Assuming wireguard hashes data shorter than 4k (i.e. most network packets), ther...

loeg · on Jan 9, 2020

That isn't literally true; the reduced rounds make it faster on small inputs, too. And jumbo packets can be 4kB or 9000B or whatever, if wireguard is used on such an interface.

aidenn0 · on Jan 10, 2020

Does BLAKE3 reduce rounds vs BLAKE2s?

loup-vaillant · on Jan 10, 2020

7 rounds instead of 10.

Though for Wireguard, you'd compete with Blake2b as well, which has the advantage of using 64-bit words. And if you want a fair comparison, you should reduce the rounds of Blake2b down to 8 (instead of 12), as recommended in Aumasson's "Too Much Crypto".

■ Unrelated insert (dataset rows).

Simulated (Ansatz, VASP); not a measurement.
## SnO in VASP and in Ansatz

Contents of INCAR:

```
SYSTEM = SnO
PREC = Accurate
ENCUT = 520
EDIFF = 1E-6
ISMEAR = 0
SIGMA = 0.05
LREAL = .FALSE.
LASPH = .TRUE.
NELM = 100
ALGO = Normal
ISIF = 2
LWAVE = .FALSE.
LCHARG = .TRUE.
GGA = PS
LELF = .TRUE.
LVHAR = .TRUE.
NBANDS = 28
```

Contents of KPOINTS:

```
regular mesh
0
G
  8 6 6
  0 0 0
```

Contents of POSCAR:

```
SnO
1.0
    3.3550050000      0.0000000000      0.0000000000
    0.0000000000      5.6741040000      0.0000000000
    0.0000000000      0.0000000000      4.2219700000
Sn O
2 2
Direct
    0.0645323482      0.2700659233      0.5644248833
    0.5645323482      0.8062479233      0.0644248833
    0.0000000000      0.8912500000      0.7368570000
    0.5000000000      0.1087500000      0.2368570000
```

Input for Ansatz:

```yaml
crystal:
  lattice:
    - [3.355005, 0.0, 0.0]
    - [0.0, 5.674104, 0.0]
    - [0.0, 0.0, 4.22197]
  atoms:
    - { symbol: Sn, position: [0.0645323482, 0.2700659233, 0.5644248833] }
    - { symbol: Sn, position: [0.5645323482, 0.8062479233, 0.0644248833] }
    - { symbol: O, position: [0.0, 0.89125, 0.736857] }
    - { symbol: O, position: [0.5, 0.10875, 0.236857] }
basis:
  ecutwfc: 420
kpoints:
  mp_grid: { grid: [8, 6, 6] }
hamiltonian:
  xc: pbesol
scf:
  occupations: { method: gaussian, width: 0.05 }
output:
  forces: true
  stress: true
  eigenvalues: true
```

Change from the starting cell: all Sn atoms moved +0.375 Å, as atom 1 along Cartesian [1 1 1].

On a 64-bit machine, such a reduced Blake2b would be much faster than Blake3 on inputs greater than 128 bytes and smaller than 4Kib.

loeg · on Jan 10, 2020

They address this in the paper, to some extent. With SIMD, you get 128, 256, or 512 bits of vector. You can either store 32x4, 32x8, 32x16, or 64x2, 64x4, 64x8 words. But either way you're processing N bits in parallel.

The concern about 64-bit machines and using 64-bit word sizes vs 32-bit word sizes really only matters if your 64-bit machine doesn't have SIMD vector extensions. (All amd64 hardware, for example, has at least SSE2.) And as they point out, being 32-bit native really helps on low-end 32-bit machines without SIMD intrinsics.

(Re: the hypothetical, if wireguard were to do a protocol revision and replace Blake2B with this, it would make sense to also replace Chacha20 with Chacha8 or 12 at the same time. I doubt the WG authors will do any such thing any time soon.)

loup-vaillant · on Jan 10, 2020

I was talking about small-ish inputs, for which vectorisation wouldn't help.

loeg · on Jan 10, 2020

Yes. It is addressed in TFA, as well as the current top-voted comment on the article.